Does It Make Sense to Excise Risk Management from Software Development Methods?

This is a second annotation of an article, Send in the Tech Reinforcements authored by Arthur Herman and John Scott. We’re focusing here on the authors’ point that “the Pentagon relies on a bureaucratic review process that demands contractors anticipate and resolve problems in advance. Every software engineer, however, knows that’s not possible or even desirabled.” (quoted from Messrs Herman and Scott’s article, a link to which has been provided in this paragraph). We are also interested in a comment made further on in the article that “[l]earning by trial and error doesn’t work so well for aircraft carriers or Abrams tanks, but it is crucial for the development of effective software.” (ibid).

We think that the Pentagon process that’s got our authors’ attention, which they find hard to accomodate, is actually operational risk management for software development. In our opinion, the interest on the part of the Pentagon in implementing and exercising operational risk management in order to ” . . . anticipate and resolve problems in advance” is far more than merely a “bureaucratic review process”. (quotes are excerpted from the Messrs. Herman and Scott’s article). In fact, we think it is critically important for the welfare of our military personnel that this type of scrutiny be exercised over custom requirements for software. Regardless of whether specific software is intended for office computing use, or for use on the battlefield, any software application accessed by today’s desktop computers is potentially a trojan horse that could be maliciously exploited by enemies of our country or other individuals with nefarious intent.

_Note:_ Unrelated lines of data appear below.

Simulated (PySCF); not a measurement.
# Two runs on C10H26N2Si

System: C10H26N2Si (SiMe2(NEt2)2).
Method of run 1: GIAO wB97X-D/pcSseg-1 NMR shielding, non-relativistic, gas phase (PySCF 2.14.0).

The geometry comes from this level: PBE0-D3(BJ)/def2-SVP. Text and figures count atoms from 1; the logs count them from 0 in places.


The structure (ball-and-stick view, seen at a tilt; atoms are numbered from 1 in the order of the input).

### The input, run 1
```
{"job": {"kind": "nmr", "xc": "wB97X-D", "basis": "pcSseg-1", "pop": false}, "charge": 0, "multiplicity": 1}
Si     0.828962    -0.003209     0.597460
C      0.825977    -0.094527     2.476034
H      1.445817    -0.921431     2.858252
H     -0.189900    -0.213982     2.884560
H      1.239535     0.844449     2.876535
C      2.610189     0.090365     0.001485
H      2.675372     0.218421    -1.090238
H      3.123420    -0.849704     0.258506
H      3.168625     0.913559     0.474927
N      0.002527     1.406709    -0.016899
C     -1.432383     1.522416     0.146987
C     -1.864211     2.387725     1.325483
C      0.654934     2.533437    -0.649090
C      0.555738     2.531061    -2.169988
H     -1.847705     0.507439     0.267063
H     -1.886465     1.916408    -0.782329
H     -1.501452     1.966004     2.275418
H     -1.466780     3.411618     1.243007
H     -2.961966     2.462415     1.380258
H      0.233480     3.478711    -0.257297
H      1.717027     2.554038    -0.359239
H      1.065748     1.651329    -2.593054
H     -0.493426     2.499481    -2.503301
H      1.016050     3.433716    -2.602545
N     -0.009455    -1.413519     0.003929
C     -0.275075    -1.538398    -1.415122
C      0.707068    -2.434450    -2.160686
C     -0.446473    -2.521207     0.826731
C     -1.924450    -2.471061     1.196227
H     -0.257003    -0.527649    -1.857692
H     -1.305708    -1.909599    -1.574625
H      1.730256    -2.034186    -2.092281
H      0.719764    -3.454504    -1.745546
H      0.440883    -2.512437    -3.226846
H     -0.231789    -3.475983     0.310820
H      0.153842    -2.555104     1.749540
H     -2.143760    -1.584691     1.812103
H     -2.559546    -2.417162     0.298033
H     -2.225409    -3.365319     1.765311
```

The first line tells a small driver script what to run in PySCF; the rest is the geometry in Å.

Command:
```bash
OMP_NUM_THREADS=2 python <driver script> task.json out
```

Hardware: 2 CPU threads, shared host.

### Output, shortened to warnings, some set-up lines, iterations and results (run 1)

To give the authors credit, perhaps their point is that the operational risk management methodology implemented by the Pentagon is ineffectual. If, in fact, the authors are attempting to make just such a point, then, perhaps we can be more agreeable to their point of view. However, by no means do we see how the Pentagon could safely adopt a policy that welcomes a “learning by trial and error” method of software development and still safeguard our military personnel.

Rather, we agree with the authors that attempts at managing the risk represented by custom software have been, evidently, somewhat clumsy on the part of the Pentagon, and, further, ineffectual as regards safeguarding our systems from malicious attack, despite substantial cost overruns. But we think all of this work and little progress points to a real need to rethink operational risk management policies and procedures for the actual task of developing software for military use in 2013. By no means, in our opinion, does it make sense to abandon the attempt altogether.